Re: SIG_IGN does not work

Parent process forks to start the child.

There is a script which terminates the parent and child are killed using kill -9.
We use Orbix and parent and child are Orbix services. Orbix daemon starts a new parent process and child.
The defunct process creation started after the above script execution and continued until parent was killed forcefully.

All the defunct were owned by parent.
Killing parent killed all the defunct processes
Dennis Handly
Acclaimed Contributor

Re: SIG_IGN does not work

>struct sigaction sa;

Is this a global? If a local, are you clearing the sa_mask field with sigemptyset(3)?

>Killing parent killed all the defunct processes

Yes, killing the zombie master allows init(1m) to reap the zombies.

Re: SIG_IGN does not work

..and i've noticed that resetting siginterrupt() flag for SIGCHLD does not prevent some system calls from returning EINTR on child exit.
sukhanya
Occasional Advisor

Re: SIG_IGN does not work

struct sigaction sa is global.

We modified the code above (in first thread) as below

struct sigaction sa;
sa.sa_flags = SA_NOCLDWAIT;
if (sigaction(SIGCHLD, &sa, NULL) == -1) {
perror("sigaction");
exit(1);
}

We removed SIG_IGN, since suspected that SIG_IGN is not supported in POSIX standard.

It works if we do not make any system calls.
If any system call is made as
system (command), it executes the system command and on completion returns

Program terminated with signal 11, Segmentation fault.

SEGV_MAPERR - Address not mapped to object

As mentioned in original thread, we don't want the parent process to wait on child and do not want to use waitpid or wait().

We want parent to start the child processes and from then on child is on its own. parent should not care about the exit/termination of the child. and child should exit on it own and if not init will reap it. How to make this work?




Dennis Handly
Acclaimed Contributor

Re: SIG_IGN does not work

>it executes the system command and on completion returns
>Program terminated with signal 11

Right, system(3) fiddles with SIGCHLD and wait.

What does stack trace show for your signal 11?

>We want parent to start the child processes and from then on child is on its own. How to make this work?

You probably need to have each child daemonize themselves.
sukhanya
Occasional Advisor

Re: SIG_IGN does not work

Here's the stack trace.

$ gdb ServiceFactory_Service core

HP gdb 5.4.0 for HP Itanium (32 or 64 bit) and target HP-UX 11.2x.
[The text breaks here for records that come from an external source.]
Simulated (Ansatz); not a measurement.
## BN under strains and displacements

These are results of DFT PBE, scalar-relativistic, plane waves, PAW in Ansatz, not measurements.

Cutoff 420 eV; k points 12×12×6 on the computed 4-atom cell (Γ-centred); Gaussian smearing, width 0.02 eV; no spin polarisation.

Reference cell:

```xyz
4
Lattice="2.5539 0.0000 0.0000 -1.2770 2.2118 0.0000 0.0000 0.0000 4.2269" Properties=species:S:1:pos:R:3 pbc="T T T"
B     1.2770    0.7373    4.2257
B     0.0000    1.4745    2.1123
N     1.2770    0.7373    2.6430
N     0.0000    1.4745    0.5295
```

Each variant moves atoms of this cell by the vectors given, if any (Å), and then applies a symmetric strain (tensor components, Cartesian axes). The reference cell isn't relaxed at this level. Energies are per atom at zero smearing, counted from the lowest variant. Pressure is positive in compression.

Copyright 1986 - 2001 Free Software Foundation, Inc.

Hewlett-Packard Wildebeest 5.4.0 (based on GDB) is covered by the

GNU General Public License. Type "show copying" to see the conditions to

change it and/or distribute copies. Type "show warranty" for warranty/support.

..

Core was generated by `ServiceFactory'.



warning: ServiceFactory is 14 characters in length. Due to a limitation

in the HP-UX kernel, core files contain only the first 14 characters

of an executable's name. Check if ServiceFactory is a truncated name.

If it is so, core-file, packcore and other commands dealing with

core files will exhibit incorrect behavior. To avoid this, issue

exec-file and symbol-file commands with the full name of the executable

that produced the core; then issue the core-file, packcore or other

core file command of interest.



Program terminated with signal 11, Segmentation fault.

SEGV_MAPERR - Address not mapped to object



warning: Load module /u01/app/oracle10g/product/10.2.0/lib/libclntsh.so.10.1 has been stripped.

Debugging information is not available.


warning: Load module /u01/app/oracle10g/product/10.2.0/lib/libnnz10.so has been stripped.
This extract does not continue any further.